President-Elect Trump has made it clear that he would like to see a U.S. navy buildup of 350 ships, up from the current number of 272 and much higher than the 308 approved by Congress.

The Navy, as of now, is below the threshold necessary to have a fleet capable of projecting power at a two major regional conventional contingencies (MRC) level. The Heritage Foundation has released a report that states the Navy has weak capabilities due to the age of the fleet and marginal overall ability to carry out its duties.

Meanwhile, Russia and China, along with Iran, have been labeled by the same report as aggressive in their behavior, with Russia’s capability score as formidable – the highest possible ranking. Russia has invested heavily in modernizing its military, and the recent combat experience in Ukraine, Georgia, and Syria has raised alarms in Washington.

China’s abilities are growing. They are pouring money into their own navy, as well as weaponizing their manmade atolls in the South China Sea, threatening major shipping lanes in that area. Congressman Randy Forbes, the frontrunner for Trump’s Secretary of the Navy, has called for an expansion of the fleet, bringing it up to 350 in order to effectively combat the buildup of power from these countries.

Without a doubt, this is a real problem that has to be addressed, as our interest throughout the world and our allies’ interests must be protected. However, it seems that such a buildup would be incredibly costly. According to the Congressional Research Service, getting to the required 350 ships would add about $4 billion a year in additional shipbuilding funding over the next 30 years.

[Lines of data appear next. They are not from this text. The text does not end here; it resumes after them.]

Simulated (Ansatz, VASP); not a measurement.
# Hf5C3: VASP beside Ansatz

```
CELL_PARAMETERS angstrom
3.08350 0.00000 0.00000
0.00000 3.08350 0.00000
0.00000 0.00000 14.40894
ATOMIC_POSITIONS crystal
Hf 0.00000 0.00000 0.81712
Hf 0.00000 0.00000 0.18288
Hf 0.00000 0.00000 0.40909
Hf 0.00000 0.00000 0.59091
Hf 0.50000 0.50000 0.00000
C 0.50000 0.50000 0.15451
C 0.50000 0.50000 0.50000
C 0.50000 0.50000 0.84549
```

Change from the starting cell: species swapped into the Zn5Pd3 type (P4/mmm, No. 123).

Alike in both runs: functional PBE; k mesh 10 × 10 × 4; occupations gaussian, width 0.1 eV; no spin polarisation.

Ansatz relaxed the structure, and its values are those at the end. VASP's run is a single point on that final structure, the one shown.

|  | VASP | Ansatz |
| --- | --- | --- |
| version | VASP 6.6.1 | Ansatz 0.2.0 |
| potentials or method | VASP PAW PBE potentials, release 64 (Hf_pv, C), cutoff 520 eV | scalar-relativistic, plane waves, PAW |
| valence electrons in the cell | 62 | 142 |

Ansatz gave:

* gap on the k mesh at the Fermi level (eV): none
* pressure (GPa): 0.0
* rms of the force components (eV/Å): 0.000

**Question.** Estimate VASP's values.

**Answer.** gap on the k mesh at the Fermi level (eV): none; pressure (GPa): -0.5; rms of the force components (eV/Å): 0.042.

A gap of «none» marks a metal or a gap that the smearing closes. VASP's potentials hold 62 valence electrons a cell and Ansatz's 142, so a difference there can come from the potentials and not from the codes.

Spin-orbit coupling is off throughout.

One has to wonder where this will fall on Trump’s list of things to get done. Congress has already approved the funding for the Navy to grow to 308, which is a significant increase from 272. Will Trump have the ability to get what he wants with the Navy, as well as get his infrastructure plan passed and the wall on the southern border in place? The fiscal hawks on The Hill are already raising alarms over the amount of spending that Mr. Trump wants for his infrastructure plan, which is rumored to be upwards of $1 trillion. And without many details on how he plans to pay for the increase in the Navy, this is one of the policies that may be put on the backburner, at least for a while.